Tags: apple | wall street | iphones | ipad

Macquarie on New Apple Products: More Disappointments Than Positive Surprises, Nothing Game Changing

Macquarie on New Apple Products: More Disappointments Than Positive Surprises, Nothing Game Changing

Thursday, 10 September 2015 08:54 AM EDT

If you're an analyst on Wall Street covering Apple, yesterday was one of the biggest days of the year for you. 

It was the annual event where the tech giant typically unveils its newest edition of the iPhone, a product which accounts for a massive portion of the company's sales. 
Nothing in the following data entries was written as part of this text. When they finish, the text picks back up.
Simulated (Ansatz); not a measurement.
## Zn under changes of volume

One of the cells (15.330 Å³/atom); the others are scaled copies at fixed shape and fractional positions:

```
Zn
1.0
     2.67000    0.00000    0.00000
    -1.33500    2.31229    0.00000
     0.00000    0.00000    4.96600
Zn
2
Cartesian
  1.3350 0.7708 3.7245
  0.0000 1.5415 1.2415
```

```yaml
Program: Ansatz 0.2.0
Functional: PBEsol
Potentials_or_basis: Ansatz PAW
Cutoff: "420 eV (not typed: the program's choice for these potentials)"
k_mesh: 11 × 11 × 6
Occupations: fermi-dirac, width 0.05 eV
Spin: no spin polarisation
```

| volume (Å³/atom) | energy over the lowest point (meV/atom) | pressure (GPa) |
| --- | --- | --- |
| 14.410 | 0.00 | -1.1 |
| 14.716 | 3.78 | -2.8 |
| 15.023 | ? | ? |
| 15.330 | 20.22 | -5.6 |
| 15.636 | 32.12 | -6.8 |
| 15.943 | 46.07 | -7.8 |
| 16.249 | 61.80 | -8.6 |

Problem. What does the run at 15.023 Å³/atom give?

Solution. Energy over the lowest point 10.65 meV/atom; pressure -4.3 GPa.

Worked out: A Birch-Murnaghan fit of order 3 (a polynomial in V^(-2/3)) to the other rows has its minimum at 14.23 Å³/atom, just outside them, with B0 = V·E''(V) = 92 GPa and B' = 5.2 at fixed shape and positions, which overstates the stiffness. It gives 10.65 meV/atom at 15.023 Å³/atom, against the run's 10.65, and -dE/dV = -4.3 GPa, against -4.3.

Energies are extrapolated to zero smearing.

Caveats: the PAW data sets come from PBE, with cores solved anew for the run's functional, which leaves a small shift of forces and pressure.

As Bloomberg pointed out earlier, this year's event was bound to be a bit of a quiet one after the major updates introduced last year (think larger phone and Apple Pay). This time around, the biggest new feature on the two phones announced Wednesday, is something called 3D Touch which enables the phone to know how forcefully someone is touching the screen. This means you can do one thing by touching the screen lightly, and something else by pushing hard. 

Other announcements included a larger iPad called the iPad Pro, a new Apple TV, and a software update for the Apple Watch.

Wall Street was a mixed bag on this one, with some analysts coming away fairly impressed and others saying they were underwhelmed.

Here's a quick roundup. 

Macquarie's Ben Schachter and John Merrick (Target price $133, outperform)

Overall, more disappointments than positive surprises, but nothing game changing. We are lowering our FY’16 revenue & EPS estimates by 3%. In the NT, the stock will have trouble getting past the tough iPhone comp issue. However, longer-term, we continue to believe that the app ecosystem, smartphone dominance, & innovative new devices in the pipeline should be compelling (based on AAPL’s track record).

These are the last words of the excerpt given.